Wyoming Republican Wants To Allow In-State College Tuition For Illegal Aliens

State Rep. Ryan Berger, R-Evanston, wants to explore the idea of letting undocumented immigrants receive in-state tuition at Wyoming’s higher education institutions.

LW
Leo Wolfson

May 27, 20236 min read

State Rep. Ryan Berger, R-Evanston, is proposing the Legislature consider a bill that would allow undocumented residents who graduate from Wyoming high schools to be eligible for in-state tuition to state colleges.
State Rep. Ryan Berger, R-Evanston, is proposing the Legislature consider a bill that would allow undocumented residents who graduate from Wyoming high schools to be eligible for in-state tuition to state colleges. (Matt Idler for Cowboy State Daily)
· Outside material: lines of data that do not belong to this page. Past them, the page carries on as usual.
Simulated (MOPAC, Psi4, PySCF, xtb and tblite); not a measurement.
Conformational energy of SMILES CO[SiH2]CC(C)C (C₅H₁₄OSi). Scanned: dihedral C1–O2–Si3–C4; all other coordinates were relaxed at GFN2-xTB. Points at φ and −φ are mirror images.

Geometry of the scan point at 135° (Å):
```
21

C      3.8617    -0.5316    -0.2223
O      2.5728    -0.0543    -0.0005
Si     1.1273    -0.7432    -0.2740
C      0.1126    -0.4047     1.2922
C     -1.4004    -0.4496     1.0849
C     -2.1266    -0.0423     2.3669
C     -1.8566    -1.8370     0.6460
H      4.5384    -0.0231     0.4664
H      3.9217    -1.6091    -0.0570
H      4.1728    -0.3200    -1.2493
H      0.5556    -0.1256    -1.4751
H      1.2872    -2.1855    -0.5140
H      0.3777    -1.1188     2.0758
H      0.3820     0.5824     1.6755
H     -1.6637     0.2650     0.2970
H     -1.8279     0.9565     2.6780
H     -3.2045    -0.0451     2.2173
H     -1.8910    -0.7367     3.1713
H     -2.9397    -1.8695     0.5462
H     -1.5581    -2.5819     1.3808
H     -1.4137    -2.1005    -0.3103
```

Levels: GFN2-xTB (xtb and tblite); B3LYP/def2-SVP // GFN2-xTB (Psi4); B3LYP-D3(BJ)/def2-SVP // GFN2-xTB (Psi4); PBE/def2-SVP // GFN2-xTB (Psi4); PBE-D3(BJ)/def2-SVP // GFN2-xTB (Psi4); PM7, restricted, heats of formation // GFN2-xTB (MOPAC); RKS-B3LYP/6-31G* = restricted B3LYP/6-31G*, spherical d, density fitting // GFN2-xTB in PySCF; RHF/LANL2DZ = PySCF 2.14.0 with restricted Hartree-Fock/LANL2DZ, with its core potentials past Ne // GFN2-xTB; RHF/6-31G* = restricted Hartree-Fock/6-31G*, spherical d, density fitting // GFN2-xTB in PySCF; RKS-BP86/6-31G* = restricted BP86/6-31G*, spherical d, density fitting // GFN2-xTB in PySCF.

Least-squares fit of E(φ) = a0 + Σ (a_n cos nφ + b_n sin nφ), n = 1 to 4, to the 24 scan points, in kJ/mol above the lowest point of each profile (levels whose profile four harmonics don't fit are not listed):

A state representative from Evanston has proposed legislation that would allow illegal aliens in Wyoming to qualify for in-state tuition to the University of Wyoming and community colleges.

State Rep. Ryan Berger, R-Evanston, said the legislation would allow students who at least graduate from a Wyoming high school to qualify for in-state tuition at Wyoming’s public colleges and university. Berger told Cowboy State Daily the proposal could help improve the state’s economy and college enrollment rates.

“Maybe it’s an incentive for these kids who got a Wyoming (high school) diploma to go to college,” Berger told Cowboy State Daily on Friday evening. “I want all kids in Wyoming to further their education.”

Resident ‘Dreamers’

Berger, a special education teacher at Evanston High School, said he was inspired to propose the bill after hearing testimony from Lindsay Adam, an English as a Second Language (ESL) teacher from Sublette County.

He suspects that some of his students in Evanston are undocumented.

Adam told the Wyoming Legislature’s Joint Education Committee Committee on Tuesday that many undocumented Wyoming youth, a group sometimes referred to as “Dreamers," have been in the Cowboy State since elementary school.

Sen. Charles Scott, R-Casper, said the proposal would help enrollment figures at Wyoming’s community colleges and the University of Wyoming, which have generally been declining over the past five years. 

Adam said it would improve in-state college attendance numbers in Wyoming by what she estimates to be about 1,000 students a year, a demographic the state has already invested in by providing them secondary education. 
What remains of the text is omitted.